I bought it on sale for $8, and I regret my choice. It might be a decent game, but the controls are poorly refined, the graphics are hard to parse, and they do a lousy job of setting goals and building your understanding of the game, even in the tutorial levels, and even for the very first task. At the end of the tutorial I found myself fighting off waves of the enemies, with no clear idea what my goal was, how many waves would be coming, no training on controlling or gather monsters in the dungeon... After killing off 3 waves with spells, and getting progressively more bored of it, a 4th wave made it to my dungeon heart. It started a repetative announcement that my dungeon heart was under attack and I needed to defend it. I couldnt' tell which heroes were doing what, and they blended into the scenerey with my own workers and soldiers. Where were my defenders? How do I tell them to defend? Do they do it automatically or do they have to be called? All the while 2/5 of the screen is covered by my spell list, and another 2/5 is obscured by a popup explaining the spell I most recently cast (that one with no apparent way to dismiss). Bored, frustrated, all of my defenders dead (I could only tell because I pulled up my army pane it was at 2, 1, and empty)... I just quit. Don't bother unless you want to puzzle it out, and deal with graphics and controls that aren't designed for intelligibility and usability.

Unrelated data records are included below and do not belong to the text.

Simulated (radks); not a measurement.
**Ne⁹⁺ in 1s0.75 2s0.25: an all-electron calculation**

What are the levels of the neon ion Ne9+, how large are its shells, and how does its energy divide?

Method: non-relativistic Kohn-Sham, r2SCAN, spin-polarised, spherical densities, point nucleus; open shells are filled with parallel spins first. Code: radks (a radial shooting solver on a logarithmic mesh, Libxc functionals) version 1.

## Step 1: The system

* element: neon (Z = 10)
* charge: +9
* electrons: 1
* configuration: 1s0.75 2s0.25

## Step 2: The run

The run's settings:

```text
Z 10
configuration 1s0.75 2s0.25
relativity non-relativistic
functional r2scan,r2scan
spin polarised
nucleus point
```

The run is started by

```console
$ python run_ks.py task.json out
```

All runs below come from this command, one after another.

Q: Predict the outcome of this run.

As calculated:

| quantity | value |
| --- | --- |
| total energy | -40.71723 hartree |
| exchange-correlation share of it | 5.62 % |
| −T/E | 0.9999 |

This game has a few rough spots but is generally very well made and worth a play through. The replayability isn't great, even though they give you the ability to restart the game with all of your advancement and more powerful bad guys it doesn't really evolve or develop in the 2nd playthrough to keep things challenging or interesting. I'm was also put off during my reincarnation play through since some of the acheivements, which became one of my motivations, just don't seem to register any progress.
I specifically wanted a difficult tactical game. This dumps you into the world with no ramp up, and no direction. I had nothing to do but wander around blindly. Most of the placed don't trust you enough to offer work, and there's literally nothing on the map to interact with. I bought into the scrappy band of misfits trying to get started, but I lost every starting character over several fights, then every character I had at that point over the next few. Ultimately I got a caravan guard contract and the 7 people I managed to scrounge up and barely equip, got slaughtered to the man without taking down a single one of the strong and well equiped bandits. You can't hire or equip one person like those bandits for what the 4 day caravan job paid. I didn't enjoy my first run at all. I may try again, because other people seem to like it, but I'm not very hopeful.
I really like Shadowrun Returns. You can tell you're on rails, but it does a great job with the story and texture so it doesn't feel forced. The pacing and balance between combat and plot was well done, so neither became frustrating or tiresome. Dragonfall loses the sense of organic story telling. I feel more like I'm bouncing between checklists, waiting for new items to appear. When you pass something up it sits there waiting for you to run out of other options. The pacing manages to feel like there's both too much combat and too much plot. I grumble when I get into a fight, and groan when exposition starts. I also just don't like the characters. Finally, and the trigger for writing this review, is the MKVI mission. Balance goes right out the window. There are some useful spoilers ahead. I play on Normal difficulty, and have had no trouble to this point in either game. They stacked up the largest fight to date, back to back, several times without breaks. It murdered me the first time, when I played for fun. On my second attempt I went full cheeze on tactics, shaman powers, ran dry on consumables, and went meta on the murder tank, but still got ground down, one character at time, to party wipe on the 4th wave. I can see exactly one way to play it successfully, in spite of the moral quandry pushing for a different approach. You either happen to do it "right", or die repeatedly until you learn the requirements. It reminds me of adventure games where you can't use the axe or lockpicks on the locked door, instead having randomly try the newspaper and coat hanger. That said, I'm not ready to quit. I just can't recommend it, and hope it gets better.
I've only played an hour or so, and I'm moving on to look for something better. The impression is that the game is 60-80% finished. It's rough and glitchy. The details haven't been tightened and the flow is still uneven. It's missing the cohesive, polished feel that you add with testing and care in the last months of development. For example, there's no quest log, waypoints, or clear flow to the tutorial. It doesn't teach important control concepts, and it's easy to get wierd results (my companion pulled out a gun and started shooting me in the melee practice area). The UI is and game design are tedius. Windows cover a small part of the screen, but they lock out the rest of the UI and clicking on other parts of the UI is just ignored, forcing you to click the small close button where a well polished game would either let you use the other elements or at least close the top dialog to get out of your way. They pepper rooms and areas with a half dozen or more small clickable objects. You have to individually open each, deal with one or two items, then find the small close button, etc. It's not bad, just needs refinement. Another example: It's difficult to see what's going on and find your way around. You wind up doing a grid search because there's no guidance to the important points. One of the first quests involves picking mushrooms near the fence. There are mushrooms near the fence, but they're the wrong mushrooms. You have to randomly walk around until you stumble across the right mushrooms, literally covering the entire zone in a search pattern, to find every available mushroom, or you fail the quest. It's the only way. The system and story look promising, and if you can get past the lack of refinement, it might be a good game, but I'll write off my $11 and try something else.